Concern yourself with who you truly are—your personality and talents. Understanding yourself can be the foundation of a rewarding career.
For many people, a career is simply their way to make a living. After all, there are bills to pay and fun things to buy. Of course, your main goal may only be to make some extra cash.
On the other hand, you may be someone who wants more out of life, perhaps to follow a passion.
That is when your job search becomes more than finding a job—it becomes a quest for your passion.
At that point, it becomes important to dig deeper—into what you want from your working life.
At times, self-examination can be difficult, even painful, but a sincere look into yourself and your motivations will help understand what role is best for you. You will always have choices; now you need have details.
Starting on the way to your perfect career is simple. Just grab pen and paper—and ask one essential question:
Who are you, really?
Think about the person you are and who you want to be. Imagine living a life at the fullest of your potential.
What would that look like?
In time, there will be the moment of clarity—one of frank and painful realization: Not everyone can be an astronaut or President of the United States.
It may be a nice to think we have the potential for to do anything, and a little bit hurtful to think you are not able to live your wildest dreams.
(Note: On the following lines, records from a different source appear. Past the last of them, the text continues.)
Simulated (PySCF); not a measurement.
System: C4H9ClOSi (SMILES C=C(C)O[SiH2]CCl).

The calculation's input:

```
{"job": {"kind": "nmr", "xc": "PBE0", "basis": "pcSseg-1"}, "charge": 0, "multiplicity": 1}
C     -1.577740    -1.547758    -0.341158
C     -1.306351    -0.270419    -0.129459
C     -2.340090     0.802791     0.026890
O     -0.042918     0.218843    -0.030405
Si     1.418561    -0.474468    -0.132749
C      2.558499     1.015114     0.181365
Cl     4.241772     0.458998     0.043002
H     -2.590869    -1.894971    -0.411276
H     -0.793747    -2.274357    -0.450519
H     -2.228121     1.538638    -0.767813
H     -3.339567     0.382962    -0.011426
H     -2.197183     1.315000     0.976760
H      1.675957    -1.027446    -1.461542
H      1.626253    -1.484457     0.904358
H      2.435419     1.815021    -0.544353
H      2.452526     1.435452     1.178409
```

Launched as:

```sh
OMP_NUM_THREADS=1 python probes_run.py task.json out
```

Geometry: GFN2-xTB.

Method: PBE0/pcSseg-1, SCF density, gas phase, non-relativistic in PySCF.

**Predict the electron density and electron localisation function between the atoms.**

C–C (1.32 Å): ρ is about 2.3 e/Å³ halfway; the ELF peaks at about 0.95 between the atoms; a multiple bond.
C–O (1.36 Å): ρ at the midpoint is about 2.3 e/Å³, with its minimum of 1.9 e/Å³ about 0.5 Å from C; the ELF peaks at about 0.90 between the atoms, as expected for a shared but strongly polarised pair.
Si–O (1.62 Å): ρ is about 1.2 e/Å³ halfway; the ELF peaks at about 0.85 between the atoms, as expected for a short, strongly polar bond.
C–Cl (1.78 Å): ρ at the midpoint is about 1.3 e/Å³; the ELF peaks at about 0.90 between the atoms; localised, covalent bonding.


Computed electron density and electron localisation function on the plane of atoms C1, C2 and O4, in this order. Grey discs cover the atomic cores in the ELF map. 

However, it is time to be realistic.
From a young age, children are told they can be anything they want. The fact is, that is not reality. Some people embrace higher math, others are more creative or artistic. Not everyone can be good at everything. We are bound not as much by our dreams, but by our potential.
Desire to achieve is only part of the complex calculation of our lives. There may be a genuine career path, something ruled by fate. Potential is an even bigger part of our success.
Once realized, knowing who we are gives us great freedom. There is less pressure to be something that we are not, just because we want it. Concern yourself primarily with skills and strengths; craft objectives around them.
By doing this, you can incorporate these new insights into your career—and your life.
Think about your personality.
This exercise is to help you learn what kind of employee you are and what would the best job be for you.
Companies are increasingly looking at a candidates soft skills—such as personality and character—in making the hiring decision. That means the candidate that is a good fit to a corporate culture is one more likely to get the job.
Assessing your soft skills will help you develop the best career strategy for you:
• Are you an introvert or extrovert?
• Do you work with intuition, or is logic more your style?
• Do you want to think of new projects, or do you prefer the challenge of completing assigned tasks?
• Are you intuitive, or do you go by logic and reason?
• Honest answers to these questions will have a strong influence on the path that is a perfect fit.
If you are introverted, then working in a busy, lively and people-filled location will be a poor fit. An extrovert will find working in a secluded office uncomfortable. If you are visionary, then a function where you are assigned projects to complete may not be fruitful.
So, finding the right profession has much to do with your character as well as your talents.
Time for self-reflection:
Back to the list—what are the things you really want to do, enjoy doing, or could be good at with a little support and training?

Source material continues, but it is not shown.